Beyond the Sea (2004)

This biopic of singer Bobby Darin has something of the bright, sparkly feel of 1950s musicals - The Five Pennies or The Glenn Miller Story - as it hammers the facts into a framework for musical numbers or great acting turns. It opens with Darin (Kevin Spacey) snapping coolly through 'Mack the Knife' in a nightclub, then pulls back to show this is an imagined movie studio and Darin is somehow supervising a film version of his own life, heckled by a kid (William Ullrich) who represents his younger self (and bluntly tells Spacey he is too old for the role). We flash back to the childhood primal business about a sickly kid doctors think won't make fifteen and a supportive showbiz-aspirant mama (Brenda Blethyn) who encourages Walden Robert Cassotto to practice – cuing an exuberant 'Lazy River' dance number on the street, which sends Darin dancing off to a hectic career.

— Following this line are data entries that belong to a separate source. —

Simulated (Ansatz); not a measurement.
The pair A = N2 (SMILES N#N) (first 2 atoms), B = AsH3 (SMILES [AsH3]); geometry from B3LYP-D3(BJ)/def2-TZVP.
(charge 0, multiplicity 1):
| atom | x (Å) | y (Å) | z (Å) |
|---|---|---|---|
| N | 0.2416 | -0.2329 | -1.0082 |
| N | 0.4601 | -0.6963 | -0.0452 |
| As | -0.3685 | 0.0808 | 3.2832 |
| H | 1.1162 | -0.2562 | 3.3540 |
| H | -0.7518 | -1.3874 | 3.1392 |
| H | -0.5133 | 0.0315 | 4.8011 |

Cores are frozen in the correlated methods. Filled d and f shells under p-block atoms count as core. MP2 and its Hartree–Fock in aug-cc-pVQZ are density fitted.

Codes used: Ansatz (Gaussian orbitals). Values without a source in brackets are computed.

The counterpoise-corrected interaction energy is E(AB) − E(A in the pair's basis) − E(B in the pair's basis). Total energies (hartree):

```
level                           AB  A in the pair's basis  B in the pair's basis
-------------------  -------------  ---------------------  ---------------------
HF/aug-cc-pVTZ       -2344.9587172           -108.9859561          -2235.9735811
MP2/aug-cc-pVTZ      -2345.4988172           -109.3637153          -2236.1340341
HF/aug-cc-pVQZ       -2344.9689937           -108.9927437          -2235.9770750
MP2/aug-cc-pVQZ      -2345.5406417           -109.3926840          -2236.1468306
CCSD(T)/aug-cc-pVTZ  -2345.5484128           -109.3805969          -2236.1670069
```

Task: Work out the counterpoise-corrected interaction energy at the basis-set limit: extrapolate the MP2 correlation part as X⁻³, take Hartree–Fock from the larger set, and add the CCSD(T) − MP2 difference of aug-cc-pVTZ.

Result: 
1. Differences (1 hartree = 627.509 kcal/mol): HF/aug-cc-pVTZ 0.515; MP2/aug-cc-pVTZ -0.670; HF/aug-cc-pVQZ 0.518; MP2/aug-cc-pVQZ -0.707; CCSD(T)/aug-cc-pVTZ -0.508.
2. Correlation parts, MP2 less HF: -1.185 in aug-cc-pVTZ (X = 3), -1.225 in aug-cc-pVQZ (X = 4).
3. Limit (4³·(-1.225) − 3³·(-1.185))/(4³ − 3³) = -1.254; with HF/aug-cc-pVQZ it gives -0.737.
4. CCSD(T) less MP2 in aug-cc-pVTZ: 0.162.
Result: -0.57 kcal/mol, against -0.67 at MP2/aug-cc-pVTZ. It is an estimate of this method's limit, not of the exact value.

If there's a problem, it's the familiar biopic factor: though some extraordinary things happened to Darin (the woman he thought was his sister turned out to be his mother), his career arc in showbiz was like that of many, many other subjects of musicals: check the marriage to another star (Kate Bosworth as Sandra Dee – which may be cruelly apt casting) which veers between romantic comedy happiness and conflicting career drag-out fights, the failed new direction after the initial success has passed (Darin tries to be a hippie anti-war folkie) that sets up a final triumph as he manages to reconcile his new message ('We the People Don't Want a War') with his old showbizzy style, the steady march of American history in the background with a big trauma announced over the radio (here, it's the assassination of Bobby Kennedy) and the loyal crew of comical supporters (John Goodman, Bob Hoskins – neither stretched). Spacey, also directing, is onscreen almost all the time: there's not much new to his Darin, but his musical performances (and dance moves) are uncanny (even if he looks disturbingly like Bela Lugosi) and he relishes a few big 'acting' moments (throwing a tantrum when Melvyn Douglas beats Darin to the Best Supporting Actor Oscar, shattered to learn about his parentage). It feels like a big movie star (Spacey, of course, has won Oscars) trying to show he can do karaoke too. Ironies: Darin's mainstream hit was written by communists (Weill and Brecht), Douglas allegedly got his sympathy Oscar for being on his death-bed but actually outlived Darin ('I was dying first') by years. Best Supporting Actress bid here comes from Caroline Aaron as the sister-mother, brassily embarrassing but agonised at keeping her secret, finally revealing it with a slight tinge of malice, sobbing at the reconciliation acknowledged in that last Vegas gig.